Explore Gale Crater in your browser
Gale Crater is 154 kilometers (96 miles) wide and it contains a 5-km (3-mi) high mound of layered sediments, which is a primary target for Curiosity. The mound is dubbed Mt. Sharp by scientists, who estimate the crater formed by a massive impact 3.5 to 4 billion years ago.
The mosaic, a product of the Mars Space Flight Facility in ASU's School of Earth and Space Exploration, is at: http://jmars.mars.asu.edu/maps/gale/gale.html. This page also includes a link to download a .PNG copy of the whole image. (Caution with a file size of 325 MB, downloads will be slow.)
The Gale Crater mosaic is woven together from 205 individual images, the vast majority of them THEMIS visual-wavelength images. (A few small holes were filled temporarily with images from the Context Camera (CTX) on Mars Reconnaissance Orbiter.) Such THEMIS images reveal details as small as 60 feet (18 meters) in size.
Because all the mosaic's images were taken before Curiosity landed, the rover is naturally not in the scene. In addition, although Curiosity is the largest payload ever sent to the Martian surface, the 10-foot-long rover is too small to be seen by THEMIS.
"The THEMIS images were taken throughout the whole mission," says Jonathon Hill, the Mars researcher at ASU who assembled the mosaic. "A lot of them were taken recently, after we started specifically targeting Gale when it became one of the possible landing sites. But other images go back nearly to the beginning of the mission in 2002."

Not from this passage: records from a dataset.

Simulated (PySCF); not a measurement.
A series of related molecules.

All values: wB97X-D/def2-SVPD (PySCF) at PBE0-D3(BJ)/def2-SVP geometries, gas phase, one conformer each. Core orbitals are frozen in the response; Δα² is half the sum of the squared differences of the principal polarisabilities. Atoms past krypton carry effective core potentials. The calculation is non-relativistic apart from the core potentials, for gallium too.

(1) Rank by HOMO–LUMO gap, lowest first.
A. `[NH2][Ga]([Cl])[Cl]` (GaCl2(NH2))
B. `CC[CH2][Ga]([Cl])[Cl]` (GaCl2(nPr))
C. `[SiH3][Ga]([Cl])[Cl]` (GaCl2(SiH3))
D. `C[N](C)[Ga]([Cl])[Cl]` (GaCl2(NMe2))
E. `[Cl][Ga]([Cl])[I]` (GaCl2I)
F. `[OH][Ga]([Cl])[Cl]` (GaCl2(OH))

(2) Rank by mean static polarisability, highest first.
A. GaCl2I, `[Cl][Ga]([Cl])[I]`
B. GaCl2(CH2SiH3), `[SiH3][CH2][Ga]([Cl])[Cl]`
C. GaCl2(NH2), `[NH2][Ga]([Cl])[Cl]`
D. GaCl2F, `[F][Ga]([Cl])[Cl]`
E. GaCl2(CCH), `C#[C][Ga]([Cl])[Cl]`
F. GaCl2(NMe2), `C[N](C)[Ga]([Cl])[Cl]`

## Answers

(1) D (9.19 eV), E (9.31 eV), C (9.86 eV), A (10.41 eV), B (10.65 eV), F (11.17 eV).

In all, he says, it took about two and a half weeks to put it all together. "The thing that made it take so long was that when you blow the image up that big, or when you zoom in that much, any misalignment of the images becomes very obvious." In the end, he had to align and custom fit most of the frames manually.
While the mosaic is fun to explore, it also has a scientific use. As Hill explains, "The reason we decided to assemble such a large, comprehensive mosaic of Gale Crater was to give ourselves a better sense of the context around the landing site. This will help us to better understand what Curiosity sees and measures as it roves the surface."